As another series of the Young Apprentice dawns, we embrace a new set of mini monsters - 16 year olds with such ferocious determination and egos so over-inflated it makes you ask, “Where did you come from?” From their audition tapes and introductory clips they seem to have gathered an eclectic mix, as seen by the generous handful of upper class toffs, a few country bumpkins, an overachieving head girl who aspires to be like Richard 'Branston' and such charming sentiments as, “no-one intimidates me because I know I'm better than them”.
The contestants’ first project is to produce and sell ice-cream and frozen yoghurt to the general public, but first they are split into boys and girls teams (predictably named ‘Atomic’ and ‘Kinetic’) and are assigning a promising looking Harry H and pickle-loving head girl Hayley as the team leaders.
For the girls, it starts disastrously as they start to make their ice-cream: Hayley works out their potential profit by calculating three multiplied by four as twenty-eight, and afterwards, they are forced to dump a large quantity of their mix down the drain due to not buying enough fruit. The boys fare better with their maths skills, but James' insistence on apple and watermelon frozen yoghurt is questionable.

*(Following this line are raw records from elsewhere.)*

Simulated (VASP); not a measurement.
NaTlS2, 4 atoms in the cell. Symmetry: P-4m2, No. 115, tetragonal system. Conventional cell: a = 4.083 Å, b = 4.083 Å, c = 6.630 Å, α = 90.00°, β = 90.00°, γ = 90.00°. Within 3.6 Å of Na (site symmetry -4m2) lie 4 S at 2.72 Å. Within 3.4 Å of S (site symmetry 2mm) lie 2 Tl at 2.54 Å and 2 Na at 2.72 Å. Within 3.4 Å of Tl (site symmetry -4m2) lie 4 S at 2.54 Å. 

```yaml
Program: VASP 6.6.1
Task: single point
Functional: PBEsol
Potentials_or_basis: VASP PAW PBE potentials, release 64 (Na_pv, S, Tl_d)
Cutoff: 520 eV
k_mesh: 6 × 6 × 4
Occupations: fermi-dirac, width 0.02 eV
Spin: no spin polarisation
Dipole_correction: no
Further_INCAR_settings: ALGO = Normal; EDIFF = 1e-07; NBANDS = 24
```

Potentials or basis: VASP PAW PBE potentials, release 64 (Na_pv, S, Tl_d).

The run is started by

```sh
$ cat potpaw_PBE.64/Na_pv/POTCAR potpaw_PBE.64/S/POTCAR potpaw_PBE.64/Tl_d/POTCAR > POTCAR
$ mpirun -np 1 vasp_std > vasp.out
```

However, when it gets down to selling, the girls are surprisingly good. Their Child Catcher method of luring children into their corporate money trap with sprinkles and strawberry sauce (before accosting their parents with an extortionate price) seems slightly unethical, and their decision to make people pay for their cones seems an issue for trading standards, but Haya's decision to relocate to the animal show to bully more people shows a good use of business acumen.
The boys, who had a more unlucky position at the beach competing with other ice-cream vendors nearby, seem to treat their customers a little less like prey. The pirate concept of their 'Shiver me timbersss' stall fronted by James as Captain Vanilla works well. When Mahamed's sales technique of cornering people as if he is about to mug them doesn't work, they decide to go along the more unusual route of an ice-cream delivery service along the beach, which is a success, although their apple and watermelon frozen yoghurt sells painfully and unsurprisingly slowly.
When it comes to the boardroom, the backstabbing is out in full force as each contestant tries to impress, accompanied by typical girlish squabbling, disdainful looks from Nick and occasional scripted funnyman comments from Sir 'I'm no Mr. Softy' Alan. The girls win with a considerable margin mainly due to their dodgy trading practices, so the boys are sent on a trip to the infamous Bridge Café.
A heated boardroom follows, with Harry H bringing in James mainly for his poor flavour choice, and Mahamed for his aggressive sales patter. Mahamed seems to suffer an unfortunate case of short-guy-syndrome as he angrily claims credit for everything that he didn't do, which unfortunately conflicts with James' notion. Overall, the right person leaves, although Mahamed's Saturday Night Fever and BacoFoil suits will be sorely missed.
After only one episode there are already some characters to look forward to, including the more bolshy females competing for the title of this year's Zoe Plummer, and a few candidates that seem to have potential, such as the two team leaders, Lewis and Harry M. However, whilst it’s admirable that Alan Sugar has such dedication to helping young people achieve their ambitions, if £708 profit in a day doesn't make you want to quit uni and start selling ice-cream, I don't know what will.
Young Apprentice continues on Monday 9pm, BBC1.